1974: Some 350 men of the Ohio National Guard’s 437th Military Police Battalion headquartered in Youngstown are among 900 Guardsmen called up to patrol Northeastern Ohio highways to prevent violence against working truck drivers during the independent truckers strike.
Actor George Hamilton and his wife, Alana Collins, star in “Paisley Convertible” at the Carousel Dinner Theater in Ravenna.
Girard Mayor Joseph Masternick appoints two new policemen, Rickard Watts, 26, and Kenneth Phillips, 28.
1964: The Youngstown Sheet & Tube Co. fills orders for $285,859 worth of tinplate sold to Turkey with financing by the Agency for International Development.
Atty. John Kerensky, chief counsel for the Youngstown Humane Society, says a trucker cannot be held legally liable for the starvation death of several hogs after his truck became disbled at the Route 7 Turnpike interchange and repairs took longer than expected because of a snow storm in mid-January.
The General American Transportation Corp.’s Masury plant wins a $3 million contract for 197 insulated railroad cars that will be used to haul sugar.
1939: Angeline Maravelo, 22, confesses to shooting Michael S. Rich, 23, member of a prominent Hillsville, Pa., family, telling Lawrence County authorities, “I was good enough to work and scrub for them, but I wasn’t good enough to marry one of them.”

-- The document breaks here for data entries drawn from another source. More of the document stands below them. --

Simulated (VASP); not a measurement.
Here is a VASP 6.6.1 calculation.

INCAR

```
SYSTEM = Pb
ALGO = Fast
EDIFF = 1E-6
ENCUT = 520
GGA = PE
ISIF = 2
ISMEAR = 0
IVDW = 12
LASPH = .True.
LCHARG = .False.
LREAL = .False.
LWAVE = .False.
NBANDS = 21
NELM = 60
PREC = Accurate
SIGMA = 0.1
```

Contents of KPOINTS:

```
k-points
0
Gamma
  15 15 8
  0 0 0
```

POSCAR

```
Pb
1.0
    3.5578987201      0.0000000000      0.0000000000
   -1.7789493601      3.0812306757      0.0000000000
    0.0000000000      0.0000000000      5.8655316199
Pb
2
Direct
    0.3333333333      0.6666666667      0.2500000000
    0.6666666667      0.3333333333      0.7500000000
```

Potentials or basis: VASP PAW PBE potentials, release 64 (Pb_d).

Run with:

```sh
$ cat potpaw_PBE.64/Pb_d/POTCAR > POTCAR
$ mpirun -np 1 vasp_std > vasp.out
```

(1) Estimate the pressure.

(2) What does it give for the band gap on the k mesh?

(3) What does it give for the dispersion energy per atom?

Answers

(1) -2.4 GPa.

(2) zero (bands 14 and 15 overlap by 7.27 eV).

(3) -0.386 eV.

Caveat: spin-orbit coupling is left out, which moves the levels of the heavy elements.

Streetcar motorman Clifton C. Sowell is credited with saving the lives of Donna Jean Boyle, 6; and her sister, Margaret, 8, of Campbell by slamming on the brakes when the girls fell in front of the car on Jackson Street. The girls were running from Sacred Heart School to catch the streetcar when they fell.
The Ohio College of Chiropody quintet defeat Coach Ray Sweeney’s Youngstown College five, 25-23, in a close basketball game in Cleveland. The Penguins will next play Thiel.